Rushed bill still lingers
Lawmaking process for election law criticized before Supreme Court
Attorneys from both sides of a lawsuit were critical of how Kansas legislators drafted an election law three years ago and argued over whether the Kansas Supreme Court should essentially rewrite the law in order for it to be construed as constitutional.
An attorney for the for voting rights advocates challenging the law, the attorney for the state defending the law and at least one Kansas Supreme Court justice all took issue with how the 2021 Legislature crafted a piece of House Bill 2183.
While attorneys argued before the high court last week, lawmakers were busy advancing a bill to amend the 2021 law that state officials say would fix the problem. Voter advocacy groups say the new bill, House Bill 2618 does not go far enough to alleviate their concerns.
At issue is a piece of that 2021 law that makes it a felony crime to give the appearance of impersonating an election official, which the League of Women Voters, Loud Light and other plaintiffs say effectively criminalizes voter registration drives.
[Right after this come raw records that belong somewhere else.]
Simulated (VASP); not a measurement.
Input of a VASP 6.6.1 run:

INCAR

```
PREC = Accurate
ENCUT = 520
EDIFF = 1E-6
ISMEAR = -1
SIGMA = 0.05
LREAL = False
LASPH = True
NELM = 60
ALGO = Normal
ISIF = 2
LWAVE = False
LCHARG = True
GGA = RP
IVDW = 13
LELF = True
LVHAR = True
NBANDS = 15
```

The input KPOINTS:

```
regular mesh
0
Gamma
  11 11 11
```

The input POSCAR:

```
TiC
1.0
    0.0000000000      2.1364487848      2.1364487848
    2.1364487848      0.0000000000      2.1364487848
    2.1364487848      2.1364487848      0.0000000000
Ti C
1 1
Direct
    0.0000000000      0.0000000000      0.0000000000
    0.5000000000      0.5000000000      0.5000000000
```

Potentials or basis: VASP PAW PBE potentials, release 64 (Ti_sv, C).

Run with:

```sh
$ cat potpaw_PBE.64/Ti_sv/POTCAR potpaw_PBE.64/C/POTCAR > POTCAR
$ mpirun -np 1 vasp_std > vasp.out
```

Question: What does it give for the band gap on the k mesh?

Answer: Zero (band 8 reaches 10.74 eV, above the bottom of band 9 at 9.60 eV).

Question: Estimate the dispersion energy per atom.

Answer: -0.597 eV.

At issue is last week’s oral arguments before the Supreme Court was the denial of a temporary injunction. Elisabeth
Frost, an attorney representing the voter advocacy groups, said that since the law passed, seven elections have passed where the plaintiffs have not held voter registration drives out of fear of arrest and prosecution.
Bradley Schlozman, an attorney representing the defendants, including Secretary of State Scott Schwab and Attorney General Kris Kobach, argued that wasn’t the intent.
Schlozman said the Legislature was trying to address voter confusion during the 2020 election, but legislators “may not have drafted it in the best possible manner.”
Justice Dan Biles likened that to: “You can kill an ant with an atom bomb, and that’s pretty effective, but it does a lot more.”
Lawmakers never held public committee hearings on the impersonation piece of the legislation.
“The speculation about what the Legislature was trying to get to with these laws is completely spun from whole cloth,” Frost said. “These laws were barely discussed. It was a gutand-go.
The language was put into the bill in the Senate, and the only discussion was in the conference committee.
“In that discussion, legislators identified some of these problems saying, ‘Oh, no, this looks like language that could catch up activities by the League of Women Voters, we really should do something to change this language.’ And the conference committee refused to do it. So the idea that this court can now rewrite this legislation to do with the conference committee refused to do is obviously beyond what courts usually do.”
Schlozman didn’t defend the legislative process. He urged the Supreme Court to read into the law.
“I will acknowledge that this legislation did not represent the high watermark of legislative draftsmanship,” Schlozman said. “But I think that when you apply the statute in a manner that is designed to allow it to pass constitutional muster — which under the case law, I believe that’s what the court must do — I think that it can be read in a way that would then ensure that the individual has that sufficient criminal culpability in every aspect of its conduct.”
“We need to read in to the statute to make it constitutional, in your view,” replied Chief Justice Marla Luckert.
Schlozman said the court can call it “reasonably reading into it, or simply construing it, in a way.”
Frost said the state “relied on this rewriting of the statute.”
Schlozman said “this statute can be applied in a constitutional manner” if the court uses “traditional rules of statutory construction.” He said that case law on free speech cases tells courts they have “a duty to, if necessary, insert words … to ensure that the only thing prohibited is nonprotected conduct.”